Several lifetimes ago I read the book The Remains of the Day. It had been suggested to me by a man I’d met and had a brief…something with. I wouldn’t have called it a fling, exactly. It certainly wasn’t an affair. More a case of mistaken time and place, perhaps. One of those things where if circumstances had been different, perhaps the end result would also have been different.
Or perhaps it wouldn’t have.
It’s hard to say. But I do remember in one of his letters that he had mentioned the book, expressing the fear that perhaps we would meet again in the distant future, only to realize in that one moment that we had made a terrible mistake – that we might have wasted a chance at happiness for the sake of practicality.
But that’s the rub, isn’t it? Because you can never know what the end result of your choices may be. It’s entirely possible that I might run into him again 20 years from now, but who can say?
I was unable to sleep last night for a various number of reasons (yes, the back pain is back – I’m about 90% sure the disc has herniated again, but I’m working with the doctors on additional options, at the moment). So for some reason I was thinking a lot on choices and regret – heavy topics for the wee hours, I suppose.
And the truth of it is that I’m still sad about having to make a more recent choice. A greater person would probably be able to get over and get on with their lives…but I’m the bulldog of obsession. It takes me a very long time to let go – and I have a tendency to worry at the issue until it pretty much just falls apart. I’ve been told I’m a slow boil, so maybe that’s why. There are times where I wish I could just get pissed off and then get on with my life…but I don’t. I’m a fixer – I’m constantly trying to see where I went wrong, if there was anything I could have done differently. By the time I figure out I should have just gotten really angry about it, it’s almost too late. So I stew and worry and stew and worry. And then one day I realize that I haven’t thought about said issue in quite a while, and I know I’m over it.

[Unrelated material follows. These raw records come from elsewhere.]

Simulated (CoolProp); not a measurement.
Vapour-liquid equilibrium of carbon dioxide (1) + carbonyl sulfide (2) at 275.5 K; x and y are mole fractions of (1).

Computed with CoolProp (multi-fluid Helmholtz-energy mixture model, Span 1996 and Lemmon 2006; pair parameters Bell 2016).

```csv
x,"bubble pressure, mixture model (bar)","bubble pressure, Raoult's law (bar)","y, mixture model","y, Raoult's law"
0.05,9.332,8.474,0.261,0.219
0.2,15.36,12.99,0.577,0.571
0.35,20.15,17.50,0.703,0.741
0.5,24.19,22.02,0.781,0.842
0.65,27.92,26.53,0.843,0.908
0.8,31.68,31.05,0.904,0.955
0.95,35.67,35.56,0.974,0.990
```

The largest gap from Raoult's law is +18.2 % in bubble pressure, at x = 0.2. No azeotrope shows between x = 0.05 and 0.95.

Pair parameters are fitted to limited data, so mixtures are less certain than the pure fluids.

Harder for me this time around, having to realize that someone I trusted so deeply turned out be someone much different than I thought. It makes me question my judgement, and that’s the hardest thing of all, especially given the circumstances. And I am full of regret for so many reasons.
But who’s to say things would have turned out differently, even if I hadn’t cut the cord as I did?
Apropos of nothing, I reached out to my non-paramour friend recently (being that the internet is a fickle sort of beast). Call it curiosity if you want, or maybe just a need to touch base with my past, a reassurance that I can, in fact, make a good decision. Turns out we’re both married with two children, careers and all the rest of it – and there are no regrets on either side.
And that makes me dreadfully happy.
So now, I suppose it’s up to me to find out what to do with the remains of *my* day, however long it lasts.